Jack M. Wilson Center for Entrepreneurship Hosts First Research Seminar

Research seminar attendees pose for group photo Photo by Ed Brennen
The Jack M. Wilson Center for Entrepreneurship's first research seminar drew a dozen faculty and students, including the center's namesake, Prof. Jack Wilson, fifth from left.

By Ed Brennen

The Jack M. Wilson Center for Entrepreneurship recently welcomed Assoc. Prof. Lei Li from the Nottingham University Business School in China, who led a research seminar on the evolving process of “born-global” social ventures.

This was the first research seminar hosted by the Wilson Center, which was established at the Manning School of Business to promote innovation in entrepreneurship education and research across the university. The center partners with a variety of entrepreneurial initiatives across campus, including the Global Entrepreneurship Exchange, the DifferenceMaker program and the Innovation Hub.

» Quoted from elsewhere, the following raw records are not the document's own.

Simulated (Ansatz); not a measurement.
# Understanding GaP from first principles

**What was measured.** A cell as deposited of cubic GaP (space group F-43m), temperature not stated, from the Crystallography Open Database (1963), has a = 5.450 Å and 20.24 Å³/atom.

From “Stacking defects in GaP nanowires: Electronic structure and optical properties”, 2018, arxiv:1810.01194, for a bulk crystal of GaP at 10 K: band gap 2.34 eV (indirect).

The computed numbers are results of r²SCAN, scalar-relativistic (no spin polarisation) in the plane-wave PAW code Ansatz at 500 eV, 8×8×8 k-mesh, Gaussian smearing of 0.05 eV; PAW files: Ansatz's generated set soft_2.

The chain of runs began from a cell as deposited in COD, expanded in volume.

Li Sun, associate professor of marketing, entrepreneurship and innovation, invited Li to campus to speak. They met a decade ago in the Ph.D. program at the University of Texas at Dallas and have collaborated on several projects since then.

The seminar was hosted by Assoc. Prof. Yi Yang, chair of the MEI department and co-director of the Wilson Center. The center’s namesake, Distinguished Professor of Higher Education, Emerging Technologies and Innovation Jack Wilson, was also among the faculty in attendance.

Prof. Lei Li from the Nottingham University Business School leads research seminar Photo by Ed Brennen
Assoc. Prof. Lei Li from the Nottingham University Business School in China presents his research on "born-global" social ventures.

“It was a great honor to be here, and I thank Prof. Yang and Prof. Sun for inviting me to talk,” said Li, who delivered a 90-minute seminar on his research project with ANA by Karma, a multinational social enterprise based in Hong Kong. ANA by Karma sells scarves that are handmade by women artisans in Bhutan who are mostly poor and illiterate. Profits are used to support the development programs of the women and their community. Li called the enterprise “born global,” since it was multinational from its inception.

Sun, meanwhile, has received the 2018 Publons Peer Review Award for placing in the top 1 percent of reviewers in economics & business on Publons’ Global Reviewer Database. The award is determined by the number of peer review reports prepared during the 2017-18 award year.  

“On behalf of the Manning School, I want to congratulate Assoc. Prof. Sun,” said Manning School Dean Sandra Richtermeyer. “I thank him for his many contributions to the academic community.”